Happy Monday, let’s get to the links, many trade related
Eric Longenhagen (Long-in-namen) looks at the Jake Diekman trade to Oakland and the prospects the Royals received back
Diekman has a mutual option for 2020, which probably augmented what the Royals got in return since he’s potentially something more than just a two-month relief rental. Kansas City didn’t get much back, though, and opposing teams I’ve spoken to about this deal think the Royals could have done better by waiting for needy contenders to sweat it out for a few days and offer more.
Another fan was hit with a foul ball on Saturday at Kauffman. The Royals said they would extend the netting further than past the dugout but that remains to be seen. Unfortunately maybe this recent incident will be cause for change
The Royals announced plans to extend the netting around Kauffman Stadium earlier this month, though did not reveal a timeline for the project. The fan on Saturday marks the second this month to be hit by a foul ball during a Royals game. A fan was similarly struck in the head by a foul ball on June 14.
Lynn Worthy of the Kansas City Star writes that Kyle Zimmer “passes first test” in his return back to the Royals
After getting to the ballpark after the game started, Zimmer quickly prepared and found himself in the game a few innings later. He pitched two scoreless innings, the seventh and eighth, and allowed a pair of hits and struck out two without a walk.
Leigh Oleszczak over at KC Kingdom has her thoughts on the Diekman trade as well
When it comes down to it, these prospects aren’t super exciting. Aquino is too young to really pencil in as anything and Blanco is a 26 year old prospect who missed two years of playing time. Still, Diekman got the Royals two new players who might be able to help them win some games in the coming years.
The hooligans over at Royals Farm Report, a venerable tire fire rag, had a write up too on the Oakland trade with Diekman. I should just blatantly copy and paste the entire post here that way you don’t have to visit their site but I’ll give them a break this time...

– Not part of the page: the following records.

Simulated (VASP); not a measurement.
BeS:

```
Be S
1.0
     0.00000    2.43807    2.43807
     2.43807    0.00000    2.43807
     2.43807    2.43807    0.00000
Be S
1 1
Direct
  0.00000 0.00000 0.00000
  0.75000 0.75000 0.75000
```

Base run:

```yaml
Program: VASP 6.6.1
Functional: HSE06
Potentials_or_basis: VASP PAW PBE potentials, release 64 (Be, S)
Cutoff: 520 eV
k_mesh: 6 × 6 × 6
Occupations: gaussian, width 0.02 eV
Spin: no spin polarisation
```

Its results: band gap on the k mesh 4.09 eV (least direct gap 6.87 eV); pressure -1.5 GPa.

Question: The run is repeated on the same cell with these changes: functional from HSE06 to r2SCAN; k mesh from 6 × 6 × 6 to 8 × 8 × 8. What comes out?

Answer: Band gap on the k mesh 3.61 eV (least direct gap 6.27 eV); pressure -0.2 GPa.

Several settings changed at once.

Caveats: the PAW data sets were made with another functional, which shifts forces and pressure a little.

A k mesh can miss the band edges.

Aquino is a 20-year-old in rookie ball for the A’s. He works 93 to 96 according to one report. He has worked as a reliever this year with 20 strikeouts in 17.2 innings. Aquino has walked 11 so command may be an issue going forward. Aquino seems to be the wild card in this trade but he throws hard and is still relatively young.
Elsewhere in baseball...
The most bizarrely run organization in the league, The New York Metropolitans, made a...misguided trade, sending two decent pitching prospects to Toronto in exchange for Marcus Stroman #HDMH
As for the Mets, it’s difficult to evaluate this move in a vacuum, since we don’t know which way they’ll go with Syndergaard, Wheeler, and the rest of their deadline plans. That Stroman’s strengths don’t align with those of the Mets — as currently constituted, at least — in terms of the quality of their defense does rate as a concern, as does the possibility that they’re in the midst of misreading the current landscape. Having said that, it’s selling Stroman short (no pun intended) to say that he won’t help the team. He’s a damn good pitcher who was quite popular in Toronto, one whose Long Island roots should make him a fan favorite in Queens.
Royals AL Central rivals, the Cleveland I******, also made a trade for some semi-inventory swap with the Rays, who have a 40-man roster crunch
The Rays were exceptionally busy Sunday, acquiring Eric Sogard from the Blue Jays for two players to be named later and trading reliever Ian Gibaut to the Rangers for another player to be named later. The Rays made one final move later in the day, trading infielder Christian Arroyo and reliever Hunter Wood to the Indians in exchange for minor league outfielder Ruben Cardenas and international bonus money. The trade of Arroyo and Wood opens up roster space for Sogard.
Deadline lessons we can learn from a few teams
Though there is nothing inherently magical about Memorial Day as a benchmark in the baseball season, treating it as such helps keep journalists and fans alike from overreacting to an inadequate body of evidence. In theory, anyway.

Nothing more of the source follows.